Alexa Rose by Zach Strum

Asheville’s Alexa Rose has announced a new album Atmosphere to be released October 31 on First City Artists.

Atmosphere

Once praised by NPR as “the soul child of Bob Dylan and Dolly Parton,” Rose returns with a stunning collection dwelling between the shimmering falsetto of Alison Krauss and the supernatural tone of Adrianne Lenker. The album lyrically attends to the symbiosis of joy and grief, terror and hope, heaviness and lightness in our daily lives.

FLOOD Magazine premiered the first glimpse “Where The Magic Lives,” praising it as “full of wonder.” The song seeks the kind of pure presence our modern world makes so difficult. Rose explains, “Have you ever been in some situation you should be enjoying but somehow just can’t? It’s happened to me at the best concerts and under the starriest skies. This song is about fighting to find enchantment again, and making peace with the time that feels lost. I was thinking a lot about growing up in the early aughts, before I always had a phone in my pocket, and how I felt a curiosity about the world that couldn’t be answered with a quick Google search. Sometimes I think leaving a little mystery is what we need to be able to run towards those dreams, to let ourselves bask in a question before we know the answer.”

Alexa Rose recorded her new album at Betty’s, a studio created by Sylvan Esso nestled in the North Carolina woods. Shortly after the session, Hurricane Helene hit the western part of the state, washing away lives and landscapes in the hometowns of half the band. The storm’s wake, eerie and desolate and decisive, cast a new light upon the record. “I related to the music in a different way,” says Rose. “I had just moved into a new place after losing access to my house, and felt a little tossed around the way everyone did. The experience deepened my love for my home and my belief in the resilience of the land and communities in Appalachia.” Rose spent the harsh winter to follow revisiting the album and re-recording certain songs in her cabin outside Asheville, replacing studio shimmer with intimate sparsity, a deliberate bareness to better express her feeling at the time. “Stripping the songs down felt truer: nothing to hide behind anymore, but believing the roots are strong enough to hold.”

Rose’s collaborators comprise a masterclass of unrelenting, sonic emotion. Produced by Ryan Gustafson of The Dead Tongues and mixed by Grammy-winning Matt Ross Spang (Jason Isbell, Margo Price, John Prine), Atmosphere features pedal steel from Mat Davidson (Twain, Big Thief), percussion from Dom Billet (Dr. Dog, The Weather Station), bass from Jeff Ratner (Langhorne Slim), cello from  Hilary James (Matt Pond PA, Esmé Patterson), banjo from Helena Rose (Holler Choir), and truly haunting harmonies from Josh Oliver (Watchhouse, Tyler Childers). Once praised by NPR as “the soul child of Bob Dylan and Dolly Parton,” here Rose dwells between the shimmering falsetto of Alison Krauss and the supernatural tone of Adrianne Lenker, classic and modern at once.
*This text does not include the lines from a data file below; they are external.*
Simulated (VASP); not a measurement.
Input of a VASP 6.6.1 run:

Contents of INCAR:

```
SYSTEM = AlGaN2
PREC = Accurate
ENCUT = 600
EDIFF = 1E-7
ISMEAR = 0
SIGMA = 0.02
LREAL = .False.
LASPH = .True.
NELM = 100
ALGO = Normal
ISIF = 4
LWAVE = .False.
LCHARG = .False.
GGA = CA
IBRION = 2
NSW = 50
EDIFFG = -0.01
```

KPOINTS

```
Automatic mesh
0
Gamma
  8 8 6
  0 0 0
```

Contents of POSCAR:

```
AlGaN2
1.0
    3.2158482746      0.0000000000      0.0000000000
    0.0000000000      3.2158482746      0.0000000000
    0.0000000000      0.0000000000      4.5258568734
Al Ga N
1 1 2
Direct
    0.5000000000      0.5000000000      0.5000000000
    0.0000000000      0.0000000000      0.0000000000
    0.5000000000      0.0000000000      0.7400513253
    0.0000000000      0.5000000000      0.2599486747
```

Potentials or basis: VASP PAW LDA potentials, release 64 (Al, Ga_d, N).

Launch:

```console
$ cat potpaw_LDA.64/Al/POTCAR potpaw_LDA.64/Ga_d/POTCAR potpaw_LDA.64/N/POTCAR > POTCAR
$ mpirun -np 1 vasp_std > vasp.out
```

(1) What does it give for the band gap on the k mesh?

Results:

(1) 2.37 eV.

“This album is all about tenderness,” Rose says. “It’s about going out on a limb to feel the full swirl of what life throws at you.” Each song has a companion: one for feeling at home and one for when you’re completely lost, one for grieving the violent nature of the world and one for the gentler, kinder days. Ten songs flow like a gradient, centered around the idea that our experiences move through us like storms, and if we don’t hide from them, we can watch the skies unfold beautifully.